Arnside & Silverdale
Situated where North Lancashire meets South Cumbria the Arnside & Silverdale Area of Outstanding Natural Beauty was formed in 1972. Covering only 29 square miles it is one of the smallest AONBs in the country. The designation is well earned for within its small boundaries can be found a great variety of scenery including rich woodland, saltmarshes, limestone pavements and some fantastic coastal scenery overlooking Morecambe Bay and the Kent Estuary.
The highest point within the AONB is Warton Crag at a modest 163m and which features the remnants of an iron age hillfort. The most popular hill within the AONB is Arnside Knott which at 159m in height has the distinction of being the lowest Marilyn top in England. The hill also features some absolutely fabulous views, not only of the immediate surrounding area but in particular across the Kent Estuary to the Lake District fells to the north.
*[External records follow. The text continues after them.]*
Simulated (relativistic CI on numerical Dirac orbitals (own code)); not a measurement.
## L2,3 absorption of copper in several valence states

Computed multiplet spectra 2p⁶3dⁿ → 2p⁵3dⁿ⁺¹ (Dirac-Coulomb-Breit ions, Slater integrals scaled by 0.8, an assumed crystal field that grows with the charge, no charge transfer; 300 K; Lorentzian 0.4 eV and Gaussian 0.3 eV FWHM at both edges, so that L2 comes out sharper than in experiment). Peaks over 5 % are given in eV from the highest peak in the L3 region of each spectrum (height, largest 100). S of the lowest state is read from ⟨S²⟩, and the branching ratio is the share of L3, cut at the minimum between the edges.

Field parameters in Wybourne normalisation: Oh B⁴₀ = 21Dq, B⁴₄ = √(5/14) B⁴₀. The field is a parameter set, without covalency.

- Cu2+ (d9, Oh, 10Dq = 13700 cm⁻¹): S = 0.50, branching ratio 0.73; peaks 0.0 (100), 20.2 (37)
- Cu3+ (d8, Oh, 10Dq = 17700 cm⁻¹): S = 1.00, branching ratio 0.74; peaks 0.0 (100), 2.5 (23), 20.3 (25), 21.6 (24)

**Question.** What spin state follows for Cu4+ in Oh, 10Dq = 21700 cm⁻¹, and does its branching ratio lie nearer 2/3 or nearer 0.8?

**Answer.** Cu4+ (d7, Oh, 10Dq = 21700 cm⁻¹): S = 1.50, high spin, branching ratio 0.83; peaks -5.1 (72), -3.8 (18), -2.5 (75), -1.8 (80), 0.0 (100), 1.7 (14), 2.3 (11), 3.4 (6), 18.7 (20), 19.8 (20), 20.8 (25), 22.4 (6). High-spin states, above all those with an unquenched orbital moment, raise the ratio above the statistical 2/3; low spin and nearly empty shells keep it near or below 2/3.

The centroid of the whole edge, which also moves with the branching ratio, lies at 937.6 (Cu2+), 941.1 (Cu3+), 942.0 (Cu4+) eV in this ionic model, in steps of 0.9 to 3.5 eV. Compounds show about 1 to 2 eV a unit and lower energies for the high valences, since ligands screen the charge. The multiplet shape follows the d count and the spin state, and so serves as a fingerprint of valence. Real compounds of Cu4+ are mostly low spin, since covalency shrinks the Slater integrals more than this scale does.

Much of the underlying rock of the AONB is limestone and this outcrops right on the coast line including a delightful limestone cliff between Arnside Point and Park Point. Further inland is the Gait Barrows National Nature Reserve which has the best example of lowland limestone pavement in Britain. It is also home to the Lady's Slipper Orchid, one of the rarest flowers in Britain and was actually declared extinct in 1917 until it was discovered growing in Silverdale.
The AONB is in fact well known for its flora and fauna and supports more than half the flowering plant species to be found in the British Isles. The estuary and saltmarshes are also home to countless birds. The AONB also contains RSPB Leighton Moss, the largest reed bed in north west England and home to bittern, bearded tit and the marsh harrier amongst many others.
Just to the east of the AONB, across the M6 and the Lancaster Canal is a substantial area of upland limestone centred on Farleton Fell and Hutton Roof Crags. Combined the two contain a significant proportion of the UK's limestone pavement and whilst both fells are designated as a Site of Special Scientific Interest (SSSI) it is odd that the opportunity wasn't taken to include them as an outlying area of the AONB when it was formed. I've passed Farleton Fell and Hutton Roof Crags numerous times on the way to the Lake District and often thought that Farleton Fell in particular manages to look much higher than it really is.
My first awareness of Arnside and Silverdale was when, in 2005, I first purchased the Ordnance Survey OL7 Explorer Map covering the south-eastern Lake District. While I was curious at the time about the small green shaded area shown on the back cover just south of the Lake District National Park it took me seven years before I finally went out there for the first time in order to climb Arnside Knott. I had a superb walk, one of my favourites, and I imagine I'll be getting much better acquainted with the AONB in the future.